Purpose of this blog

This blog will really be a true web log. I will post here about different wood-fired ovens as I find them.

If you know of any wood-fired ovens I should know about, you can send an e-mail to me. (If you build wood-fired ovens, I would like to hear from you too.)

There will lots of posts and lots of labels, since I plan to create one post for every appropriate web site that I find, and however many labels it takes to describe each one (usually at least the type of page and the location of the oven).

The accumulated information will still be found at the real Quest for Ovens web site links pages, but that is not updated as frequently as this blog will be.

If you are from outside the US and Canada, let me know what you find interesting about it. I see that I get visitors from India and Iran, and other faraway places. I'd like to know what draws you to this blog.

I received e-mail from the organizers of the BBC Two television show asking if the Saint Paul Bread Club could post a notice about their show Great British Bake-Off for amateur bakers. The information they gave me is now accessible through a link. (The organizers don't have a web page for the show itself yet.)

Please share this with any amateur bakers in Great Britain you may know, or post the link where they might see it.


Saturday, April 30, 2011

Uncle Mario's Brick Oven Pizza, New York, New York

Today seems to be the day for finding brick oven pizza places on Facebook.
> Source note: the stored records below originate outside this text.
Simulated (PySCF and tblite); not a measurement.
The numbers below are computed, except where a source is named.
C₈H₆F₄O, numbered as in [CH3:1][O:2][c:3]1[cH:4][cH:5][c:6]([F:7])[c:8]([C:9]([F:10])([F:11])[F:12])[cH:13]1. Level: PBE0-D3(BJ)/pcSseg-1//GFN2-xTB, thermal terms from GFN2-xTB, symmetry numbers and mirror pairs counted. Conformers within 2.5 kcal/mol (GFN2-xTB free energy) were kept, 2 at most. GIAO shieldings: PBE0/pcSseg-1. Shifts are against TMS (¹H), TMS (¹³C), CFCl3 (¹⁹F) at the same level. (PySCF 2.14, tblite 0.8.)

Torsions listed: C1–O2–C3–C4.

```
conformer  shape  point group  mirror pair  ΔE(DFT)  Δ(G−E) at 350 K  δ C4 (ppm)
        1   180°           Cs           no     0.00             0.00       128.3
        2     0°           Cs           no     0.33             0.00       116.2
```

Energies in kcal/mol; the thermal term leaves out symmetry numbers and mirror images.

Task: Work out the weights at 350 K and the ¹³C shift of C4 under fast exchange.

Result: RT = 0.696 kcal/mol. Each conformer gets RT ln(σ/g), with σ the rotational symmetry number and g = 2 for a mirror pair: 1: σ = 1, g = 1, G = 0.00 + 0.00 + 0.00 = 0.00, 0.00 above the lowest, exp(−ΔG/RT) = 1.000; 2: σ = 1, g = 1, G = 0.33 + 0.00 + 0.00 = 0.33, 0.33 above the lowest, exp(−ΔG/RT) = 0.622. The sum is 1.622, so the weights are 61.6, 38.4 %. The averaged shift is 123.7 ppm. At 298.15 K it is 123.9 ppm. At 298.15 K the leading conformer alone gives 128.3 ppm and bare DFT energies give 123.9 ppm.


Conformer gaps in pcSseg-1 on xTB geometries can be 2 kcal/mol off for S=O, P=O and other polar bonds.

A rather scant page pointed out by my Google Alert pointed me toward Uncle Mario's Brick Oven Pizza, New York, New York.

Again, a Google search did not turn up a web site, but it did turn up a Facebook page.

Looks interest, but the ovens do not appear to be wood-fired.

Al & Arty's Pizza, Vanceburg, Kentucky

An on-line column from The Independent (Ashland, Kentucky) was brought to my attention.

Part of the column covered Al & Arty's Pizza, Vanceburg, Kentucky, including this quotation from a note from the manager, "We use a wood-fired, brick oven ... the largest in the nation to be exact! Roger Jahn, the owner, built the oven brick by brick and now we’re using it to make one-of-a-kind hand-tossed pizza.”

They don't seem to have a web site of their own, but they do have a Facebook page.

Epic Roasthouse, San Francisco, California

My Google Alert pulled up an interesting blog post,  which says in part, "As many of you know the soul of our kitchen is a wood burning brick oven. It is made of twenty-two thousand pounds of sand, brick and stone."

The post was something of a mystery, since it did not plainly identify whose kitchen it was. There were some clues: The blog was titled, "Epic Chefs Blog," (to which I respond, "They do?").

The blog entry was posted by "Epic Roasthouse." That sounded like something searchable.

Indeed, a quick Google search turned up the site for Epic Roasthouse, San Francisco, California.

Their home page says in part, "Chef Birnbaum will preside over a custom-built wood-fired grill and a large wood-burning oven, which, along with a spectacular fireplace, will serve as the design focal point of the restaurant."

Sounds like an interest place.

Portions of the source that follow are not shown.